I was 18 years old and for some reason, I was obsessed with climbing, buildings, trees, I don’t know what else that you climb, but if I could I would have. I was at the height of my pubescent risk-taking. One afternoon myself and another friend decided to get one of our other friends to jump off the top of a 5 metre high stump. Now, this friend was 2 metres tall so we figured it probably wasn’t a big deal for him to jump from 5 metres. It took us a while but eventually, he jumped out of the tree.
Now I know what you are thinking, was he alright? The answer is yes, he was fine. And yes, teenage boys aren’t the smartest, but I tell this story to ask you another question.
Was it wrong for my friend to jump off the 5 metre high stump? No, it wasn’t breaking God’s law or the law of the land.
For me, I have been thinking about decision making, and how we make our decisions. Often what we do is create for ourselves a right or wrong dichotomy. It is either right or it is wrong. Yet I believe for us to make better decisions we must give ourselves more options. We must move away from things being right or wrong, instead, we must add an extra dimension to our decision making.

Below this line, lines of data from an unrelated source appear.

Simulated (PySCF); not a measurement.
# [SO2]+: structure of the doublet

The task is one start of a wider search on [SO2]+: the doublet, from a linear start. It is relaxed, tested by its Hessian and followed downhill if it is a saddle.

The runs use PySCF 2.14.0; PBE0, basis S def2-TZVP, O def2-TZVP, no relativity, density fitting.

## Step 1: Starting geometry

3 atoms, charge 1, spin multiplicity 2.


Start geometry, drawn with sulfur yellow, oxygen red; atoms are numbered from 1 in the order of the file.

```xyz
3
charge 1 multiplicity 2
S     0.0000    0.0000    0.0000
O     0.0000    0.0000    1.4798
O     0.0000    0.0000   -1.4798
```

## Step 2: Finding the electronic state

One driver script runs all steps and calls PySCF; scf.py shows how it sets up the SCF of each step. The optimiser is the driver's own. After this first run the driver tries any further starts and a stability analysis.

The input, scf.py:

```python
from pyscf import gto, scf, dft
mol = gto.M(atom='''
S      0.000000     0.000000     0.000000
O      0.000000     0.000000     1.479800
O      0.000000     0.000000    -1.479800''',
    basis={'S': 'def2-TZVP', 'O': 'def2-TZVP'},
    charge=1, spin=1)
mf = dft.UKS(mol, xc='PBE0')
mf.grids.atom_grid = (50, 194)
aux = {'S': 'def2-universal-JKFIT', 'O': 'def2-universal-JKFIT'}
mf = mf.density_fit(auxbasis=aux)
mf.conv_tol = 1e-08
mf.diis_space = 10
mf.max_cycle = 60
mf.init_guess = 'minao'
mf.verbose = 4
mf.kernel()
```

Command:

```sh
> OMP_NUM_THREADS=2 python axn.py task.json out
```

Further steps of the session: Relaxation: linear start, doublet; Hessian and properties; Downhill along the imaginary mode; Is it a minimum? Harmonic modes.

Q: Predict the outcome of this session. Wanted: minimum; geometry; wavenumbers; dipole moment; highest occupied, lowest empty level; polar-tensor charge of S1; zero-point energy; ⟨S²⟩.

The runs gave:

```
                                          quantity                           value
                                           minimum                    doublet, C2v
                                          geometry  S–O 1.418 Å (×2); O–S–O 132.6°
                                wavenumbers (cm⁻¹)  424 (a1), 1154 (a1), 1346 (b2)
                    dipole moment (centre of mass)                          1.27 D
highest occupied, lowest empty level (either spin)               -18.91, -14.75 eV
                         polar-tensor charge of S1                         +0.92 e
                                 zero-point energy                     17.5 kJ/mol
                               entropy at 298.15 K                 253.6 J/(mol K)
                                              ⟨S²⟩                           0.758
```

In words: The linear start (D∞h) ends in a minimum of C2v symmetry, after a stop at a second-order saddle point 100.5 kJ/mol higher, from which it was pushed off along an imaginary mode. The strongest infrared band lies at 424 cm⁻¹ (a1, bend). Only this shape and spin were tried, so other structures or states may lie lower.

I think this extra dimension comes around helping us not only choosing the right option, but also the wise option. Let me explain how this works. Imagine you are in a relationship, you and your boyfriend/girlfriend are committed to saving yourself for marriage, and want to be above reproach in your behaviour. You live with a couple of friends and you also have a spare bedroom.
One night your partner has stayed late and doesn’t want to have to drive home. Is it wrong for them to stay the night? You can put them up in the spare room. So is it wrong? How would you prove that to me? I don’t think you could find anything in your Bible or logically that could prove the moral wrongness of the decision for your partner to stay in the spare room while you slept in your room. On paper, it looks harmless. Let me ask a better question, is it wise?
This question forces us to think beyond moral rightness and wrongness. It asks us, would it be wise to do this if we want to be above reproach? Is it wise to have been up so late, and then be seeing each other going to bed, knowing they are just down the hallway? Is it wise, in the sense that this could lead to a compromise down the road?
When we add this question, we get a whole new perspective to our decision. We can get an answer that says it’s morally right, but unwise. So we choose a different, more wise action that leads us to a morally right and wise decision. This decision will lead to even greater fruit.
For the above example, I believe the “morally right” but unwise decision is to let the other stay in the spare room. While the morally right and wise decision is to either drive them home, or if this is a long distance situation to arrange other accommodation. Others will respect the decision and the commitment to honour your vision for your relationship. As well as stopping you from taking the slippery road of compromise.
I hope you can already see the extra value of asking this extra question, I hope you can see the extra dimension it brings to our decisions that we make.
It will help you to not just make morally right decisions, but morally right and wise decisions. Which I believe we can see are the best decisions. Ephesians 5:15 encourages us to make this our desire. It says “Look carefully then how you walk, not as unwise but as wise.” This is something we are encouraged to aim for.
My encouragement to you is to be someone who is known for making great decisions, and I genuinely believe by asking yourself the second question of, “Is this wise?” will lead to that being your reputation.
I also believe this will help you grow as you think bigger picture, think long term and think about how your decisions are impacting others around you.
May you be people who are not just doing the right thing, but doing the right thing wisely.